A few pictures and paintings adorned his wall. St. Ignatious of Loyola hung behind and above his chair. Though he had been released from his vows after Gregorio's death, he would always be a Jesuit in his heart. It formed the lens through which he viewed the world. Erasamus, of course, Prince of the Humanists.

Then too, there were pictures out of legend. An Aztec rendering of a Queztecoatl. An Aborignal Australian rock painting of a rakshasa. An Hungarian depiction of Vlad Dracul, a forest of spikes with impaled bodies dotting the hillside.

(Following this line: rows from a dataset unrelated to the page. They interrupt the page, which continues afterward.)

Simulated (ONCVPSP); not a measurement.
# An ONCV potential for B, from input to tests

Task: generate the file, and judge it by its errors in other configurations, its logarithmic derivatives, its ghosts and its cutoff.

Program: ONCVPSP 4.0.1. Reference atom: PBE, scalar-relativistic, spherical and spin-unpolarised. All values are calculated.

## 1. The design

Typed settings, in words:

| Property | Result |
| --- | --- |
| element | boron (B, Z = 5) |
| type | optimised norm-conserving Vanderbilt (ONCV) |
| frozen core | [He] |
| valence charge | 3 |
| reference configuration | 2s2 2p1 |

A few ancient artifacts stood on plinths and tables. What made them curious was that despite their apparent age, they remained indestructible. One looked to be a simple delicate earthenware cup. And yet heavy analysis could not say with specificity what it was made from. The molecular structure seemed akin to that of porcelain. And yet there were...irregularities. He had been worried that the testing process would damage it, as one way to determine what a substance was was to hit it with a high intensity laser and then analyze the gases. A spectrascope would also be used. The latter worked, but the former failed to burn off anything. Sound waves passing through it actually seemed to move more slowly during those moments, as though the density had increased.

A palimpsest recovered from an ancient manuscript, the lettering alien to most. He, as Atharim had recognized it. Proto Indo European. Almost 8000 years old though clearly this had been copied many times over, as the original materials had rotted away over such a large period of time. There were tantalizing clues here that he was still puzzling over, pointing to an Atharim trove.

A secondary room was their destination though. "It may help to see before I explain." In here was where he kept the carefully preserved remains of some of the creatures they hunted. A chupacabra skeleton. A Queztecoatl about the size of a bird. Of course there could be no wefuke or d'Jinn or Bainaka. They were ethereal. As were Ijiraq. The number of people who successfully killed ijiraq were minuscule. They mostly had to be driven away.

But the one that commanded the room was the large hulking Oni, standing over 3 meters, blue leather skin still intact, tusks protruding from its mouth, tiny black eyes hidden. He had had it stuffed after he killed it.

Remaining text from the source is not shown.